=Paper=
{{Paper
|id=Vol-441/paper-5
|storemode=property
|title=A Novel Tool for Quick Video Summarization using Keyframe Extraction Techniques
|pdfUrl=https://ceur-ws.org/Vol-441/p04.pdf
|volume=Vol-441
}}
==A Novel Tool for Quick Video Summarization using Keyframe Extraction Techniques==
https://ceur-ws.org/Vol-441/p04.pdf
A Novel Tool for Quick Video Summarization using
Keyframe Extraction Techniques
Mathias Lux*, Klaus Schöffmann*, Oge Marques+, Laszlo Böszörmenyi*
*Institute for Information Technology
Klagenfurt University
Universitätsstrasse 65-67
9020 Klagenfurt, Austria
{mlux, ks, laszlo}@itec.uni-klu.ac.at
+
Department of Computer Science and Engineering
Florida Atlantic University
777 Glades Road
Boca Raton, FL 33431 - USA
omarques@fau.edu
Abstract: The increasing availability of short, unstructured video clips on the Web
has generated an unprecedented need to organize, index, annotate and retrieve
video contents to make them useful to potential viewers. This paper presents a
novel, simple, and easy-to-use tool to benchmark different low level features for
video summarization based on keyframe extraction. Moreover, it shows the
usefulness of the benchmarking tool by developing hypothesis for a chosen domain
through an exploratory study. It discusses the results of exploratory studies
involving users and their judgment of what makes the summary generated by the
tool a good one.
1 Introduction
The explosion of video information available on the Web has generated
an unprecedented need to organize, index, annotate and retrieve video
contents to make them useful to potential viewers.

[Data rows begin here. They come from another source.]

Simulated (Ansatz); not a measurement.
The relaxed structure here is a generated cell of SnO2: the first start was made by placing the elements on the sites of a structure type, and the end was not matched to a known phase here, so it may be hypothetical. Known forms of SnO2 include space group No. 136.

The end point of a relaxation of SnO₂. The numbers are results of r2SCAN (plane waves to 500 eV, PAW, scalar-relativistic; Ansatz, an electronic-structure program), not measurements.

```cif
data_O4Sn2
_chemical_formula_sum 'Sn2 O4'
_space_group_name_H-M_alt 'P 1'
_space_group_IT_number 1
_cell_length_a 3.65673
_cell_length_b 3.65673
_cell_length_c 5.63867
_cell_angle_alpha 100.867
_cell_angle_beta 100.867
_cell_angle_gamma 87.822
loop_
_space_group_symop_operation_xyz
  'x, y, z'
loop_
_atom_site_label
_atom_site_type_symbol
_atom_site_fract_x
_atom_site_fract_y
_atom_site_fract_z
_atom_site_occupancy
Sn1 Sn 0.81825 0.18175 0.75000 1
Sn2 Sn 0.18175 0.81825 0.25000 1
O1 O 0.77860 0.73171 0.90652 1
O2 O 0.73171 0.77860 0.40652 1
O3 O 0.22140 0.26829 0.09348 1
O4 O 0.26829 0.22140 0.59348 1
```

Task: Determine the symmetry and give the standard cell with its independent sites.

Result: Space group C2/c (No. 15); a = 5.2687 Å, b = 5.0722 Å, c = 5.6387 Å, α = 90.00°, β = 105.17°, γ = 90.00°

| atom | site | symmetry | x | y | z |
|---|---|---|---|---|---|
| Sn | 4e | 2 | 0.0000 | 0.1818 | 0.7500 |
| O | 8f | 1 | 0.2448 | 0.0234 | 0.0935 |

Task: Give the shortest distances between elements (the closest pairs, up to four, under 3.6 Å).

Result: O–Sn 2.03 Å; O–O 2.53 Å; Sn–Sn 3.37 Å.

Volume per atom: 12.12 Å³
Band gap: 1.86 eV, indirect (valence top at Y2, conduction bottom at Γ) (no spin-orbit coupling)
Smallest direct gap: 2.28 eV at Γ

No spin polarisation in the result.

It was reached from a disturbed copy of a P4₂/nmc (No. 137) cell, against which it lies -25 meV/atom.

During the past few years, video has been promoted to a first-class data
object in web-based applications. From a video consumer’s perspective it
has become increasingly common to watch streaming video online, or
download video programs for future playback on a wide variety of
devices, from desktops to cell phones. It has never been easier to create
video contents, encode it with a variety of standardized codecs, upload it,
embed it into existing web pages or blogs and share it with the world at
large.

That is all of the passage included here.